Nobody told me about Yoshkar-Ola, which is part of why it hit the way it did. The capital of the Mari El Republic sits about 700 kilometers east of Moscow on the forested banks of the Malaya Kokshaga River, and somewhere in the 2000s the city government decided to rebuild its waterfront in the style of medieval Bruges. Not inspired by Bruges. Not loosely referencing Bruges. The buildings along Brugge Embankment are meticulous reproductions of specific Flemish facades, with stepped gables and decorative brickwork and ground-floor arcades, facing a calm river where ducks negotiate the reflections of Gothic towers that have never been anywhere near Belgium.

The Embankment That Shouldn’t Exist

I walked along the Brugge Embankment on a Tuesday morning when the tourist groups hadn’t yet arrived and the light was low and grey and the buildings looked, in that light, almost convincing. Then a clock tower on the far side of the river chimed the hour and a procession of mechanical figures — including, unmistakably, a donkey — rotated through an opening in the facade to the tune of something Soviet-adjacent. The donkey completed its rotation with mechanical dignity. I had no framework for this and was grateful.

The architectural program extended to a replica Kremlin wall and tower, a cathedral with onion domes, and a series of named squares each referencing a different European city. None of this is old. All of it is extremely solid. The effect is not cheap — whatever one thinks of the concept, the construction quality is serious. The city seems to regard its embankment with the unironic pride of a place that built the thing it wanted and doesn’t need your opinion.

Mari Culture and the Old City

The Mari people are the indigenous Finno-Ugric inhabitants of the region, and Yoshkar-Ola has a genuinely interesting ethnographic museum about Mari traditional life — hunting, forest crafts, shamanic practice — that provides a completely different layer beneath the Flemish cosplay. Mari is one of the few indigenous languages of Russia with a significant active speaker population, and you’ll hear it in the market and on some radio stations.

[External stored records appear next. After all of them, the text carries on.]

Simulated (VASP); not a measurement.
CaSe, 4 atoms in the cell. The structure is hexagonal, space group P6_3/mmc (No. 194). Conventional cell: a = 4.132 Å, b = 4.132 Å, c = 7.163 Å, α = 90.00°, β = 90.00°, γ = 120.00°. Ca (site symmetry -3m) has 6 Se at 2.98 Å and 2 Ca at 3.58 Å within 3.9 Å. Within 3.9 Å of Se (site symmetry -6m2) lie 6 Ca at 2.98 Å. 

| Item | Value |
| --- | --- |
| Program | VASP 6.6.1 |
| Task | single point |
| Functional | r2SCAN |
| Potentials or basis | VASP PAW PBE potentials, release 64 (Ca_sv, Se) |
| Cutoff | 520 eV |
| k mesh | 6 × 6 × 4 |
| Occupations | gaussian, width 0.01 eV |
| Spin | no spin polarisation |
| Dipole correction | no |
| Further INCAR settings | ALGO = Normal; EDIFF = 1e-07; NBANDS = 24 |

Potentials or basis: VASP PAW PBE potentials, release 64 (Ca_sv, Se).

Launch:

The old parts of the city, away from the embankment, have a more typical mid-sized Russian city character: Soviet-era apartment blocks, a central market, a handful of nineteenth-century merchant buildings in various states. A Mari national theater performs in both Mari and Russian. There are forests fifteen minutes in any direction.

Practical Weirdness

The best time to understand Yoshkar-Ola is to embrace the dissonance rather than resist it. Eat in a café near the embankment and watch Russian families photograph themselves against Flemish façades. Visit the Yoshkar-Ola Museum of Visual Arts, which has a surprisingly decent collection of Russian painting from the nineteenth century. Take the tram — old rolling stock, exactly as loud as you’d expect — through the residential streets to the edge of the birch forest.

The city is small enough to walk across in an hour and large enough to fill a full day if you let yourself be curious. It rewards the traveler who arrived by accident more than the one who planned specifically to see it, because the planning cannot prepare you for the donkey.

When to go: Late May through September. Summer weekends draw Russian tourists specifically to the embankment’s kitsch, which is either fun or overwhelming depending on your disposition — weekday mornings are peaceful. The forests around the city are beautiful in autumn gold (late September, early October). Winter is very cold and the embankment, stripped of its summer crowds, becomes quietly surreal.